Boris Nikolov, Professor of Finance, University of Lausanne: The Sources of Financing Constraints

Time: 2019-03-20 08:00 Print

Topic: The Sources of Financing Constraints

Speaker: Boris Nikolov, Professor of Finance, University of Lausanne

Date: March 20 (Wednesday)

Time: 10:00-11:30am

Location: Building 4 Room 102

Language: English

Abstract:

In order to identify the relevant sources of firms' financing constraints, we ask what financial frictions matter for corporate policies. To that end, we build, solve, and estimate a range of dynamic models of corporate investment and financing, embedding a host of financial frictions. We focus on limited enforcement, moral hazard, and tradeoff models. All models share a common technology, but differ in the friction generating financing constraints. Using panel data on Compustat firms for the period 1980-2015 and a more recent dataset on private firms from Orbis, we determine which features of the observed data allow to distinguish among the models, and we assess which model performs best at rationalizing observed corporate investment and financing policies across various samples. Our tests, based on empirical policy function benchmarks, favor trade-of models for larger Compustat firms, limited commitment models for smaller firms, and moral hazard models for private firms. Our estimates point to significant financing constraints due to agency frictions.

About the speaker:

Boris Nikolov is a Full Professor of Finance at the University of Lausanne, the Director of the PhD Program in Finance, and a Swiss Finance Institute Professor. He was previously a faculty member at the University of Rochester. He holds a PhD in Finance from the University of Lausanne.

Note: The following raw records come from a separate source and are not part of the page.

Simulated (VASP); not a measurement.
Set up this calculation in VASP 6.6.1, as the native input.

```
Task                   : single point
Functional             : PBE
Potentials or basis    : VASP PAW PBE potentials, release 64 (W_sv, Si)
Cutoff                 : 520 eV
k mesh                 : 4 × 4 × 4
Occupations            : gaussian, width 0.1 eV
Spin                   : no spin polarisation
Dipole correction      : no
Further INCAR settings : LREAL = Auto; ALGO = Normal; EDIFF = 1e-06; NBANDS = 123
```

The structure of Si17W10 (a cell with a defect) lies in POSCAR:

Professor Nikolov’s primary areas of research are corporate finance and corporate governance. In particular, he works in the area of ESG (environmental, social, and governance) finance where he develops novel corporate governance indices. Recently, he has focused on how Artificial Intelligence can help address corporate finance questions. His research has been published in leading academic journals such as the Journal of Finance, the Journal of Financial Economics, and the Review of Financial Studies.